Tintoretto Christ in the House of Mary and Martha from 1580 |
As Martha is about the business of preparing a meal to serve the Lord, Mary is rapt at His feet. Martha is concerned with feeding Jesus, while Mary is being fed by Jesus. When Martha expresses her irritation at Mary’s idleness, she is corrected:
“Martha, Martha, you are anxious and worried about many things. There is need of only one thing. Mary has chosen the better part and it will not be taken from her.” (Luke 10:41-42)
On the one hand, while we are in the body, it is important to nourish and care for it. On the other hand, there is ultimately nothing more important than the state of the soul. In part, this is what Jesus is saying to Martha. The body can be starving, can be ill, can be in pain, yet none of this in itself would prevent the soul from reaching heaven.
As people suffering in the body from illness, we are attuned to the body and its needs, its limitations, its frailty, in ways perhaps, those who enjoy good health are not. For instance, I am conscious of my legs as I use them. Much of the time, they’re weak. I am attentive to them as I take each step when they are weak, pushing myself, pushing them to accomplish the task of walking, of carrying me up the stairs, paying attention to whether they’re going to give out as I descend the stairs.
Yet because most of my time is not spent ascending and descending stairs, I am not too distracted by this and I mainly concern myself with it when I am in the midst of the problem. The rest of the time, I’m like Mary. It’s the way I was before I got sick and it’s the way I am still. But I am grateful for the Martha’s of this world, who balance the scales. Just as the Lord calls us to perform spiritual works of mercy, which are suited to Mary’s, He calls us also to do corporeal works of mercy like feeding the hungry, visiting the prisoner, and burying the dead.
In some part too, the Lord, when He corrected Martha, was helping us to understand that her anxiety about getting things done—things good in themselves—was not good. For, such anxiety saps from the heart the very charity in which such works are meant to be done, if they are to be done as works of mercy. Thus, Martha’s admonition of both Mary and the Lord, who permitted Mary to sit quietly at His feet while Martha ran around, was an expression of a distinct lack of love, a lack of charity in which a meal for the hungry is meant to be served.

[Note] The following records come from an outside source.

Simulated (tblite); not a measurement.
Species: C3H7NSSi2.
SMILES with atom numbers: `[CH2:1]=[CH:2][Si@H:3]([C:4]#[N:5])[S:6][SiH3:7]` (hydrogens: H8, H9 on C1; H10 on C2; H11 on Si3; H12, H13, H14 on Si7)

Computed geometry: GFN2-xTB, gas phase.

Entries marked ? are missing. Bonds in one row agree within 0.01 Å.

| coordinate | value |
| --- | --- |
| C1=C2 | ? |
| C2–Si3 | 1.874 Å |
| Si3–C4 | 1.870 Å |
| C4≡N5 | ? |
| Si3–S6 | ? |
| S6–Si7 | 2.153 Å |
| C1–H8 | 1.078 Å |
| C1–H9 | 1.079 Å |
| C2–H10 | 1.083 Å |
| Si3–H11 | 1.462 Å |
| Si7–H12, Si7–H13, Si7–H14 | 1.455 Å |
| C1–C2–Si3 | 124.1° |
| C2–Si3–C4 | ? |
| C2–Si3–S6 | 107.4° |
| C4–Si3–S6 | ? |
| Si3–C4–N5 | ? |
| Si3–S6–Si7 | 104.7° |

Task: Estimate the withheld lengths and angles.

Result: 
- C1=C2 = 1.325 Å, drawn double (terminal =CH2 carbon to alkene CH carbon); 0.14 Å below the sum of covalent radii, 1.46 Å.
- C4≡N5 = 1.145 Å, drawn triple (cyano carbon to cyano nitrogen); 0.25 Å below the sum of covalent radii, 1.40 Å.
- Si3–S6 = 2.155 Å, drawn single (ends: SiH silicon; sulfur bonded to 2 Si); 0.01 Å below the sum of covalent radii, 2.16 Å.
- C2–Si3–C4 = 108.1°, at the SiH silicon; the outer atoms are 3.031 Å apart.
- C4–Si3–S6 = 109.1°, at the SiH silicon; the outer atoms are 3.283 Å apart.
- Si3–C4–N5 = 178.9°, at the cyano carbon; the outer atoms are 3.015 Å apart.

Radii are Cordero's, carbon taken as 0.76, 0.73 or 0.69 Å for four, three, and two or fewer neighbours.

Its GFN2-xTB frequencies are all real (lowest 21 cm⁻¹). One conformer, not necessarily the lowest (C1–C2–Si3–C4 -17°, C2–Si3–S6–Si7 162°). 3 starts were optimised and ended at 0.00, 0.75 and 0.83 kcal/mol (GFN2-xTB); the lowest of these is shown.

If the work of the body and for the body is to have its merit, it must be subtended by a heart of true charity. This is good news. For, in this and through this very tenet of the faith, we are able to offer our bodies and their works to the Lord for the great work that is the work of the redemption and salvation of souls.
When I am attentive to the work of lifting my leg high enough that I will not stumble in going up the stairs, when I am pushing my legs to walk, when I am exerting myself in any way to overcome the debilitation of this illness, with a simple prayer attached, I can offer my labors in charity, in love of souls, to the Lord who accepts them as sacrifice in union with His cross.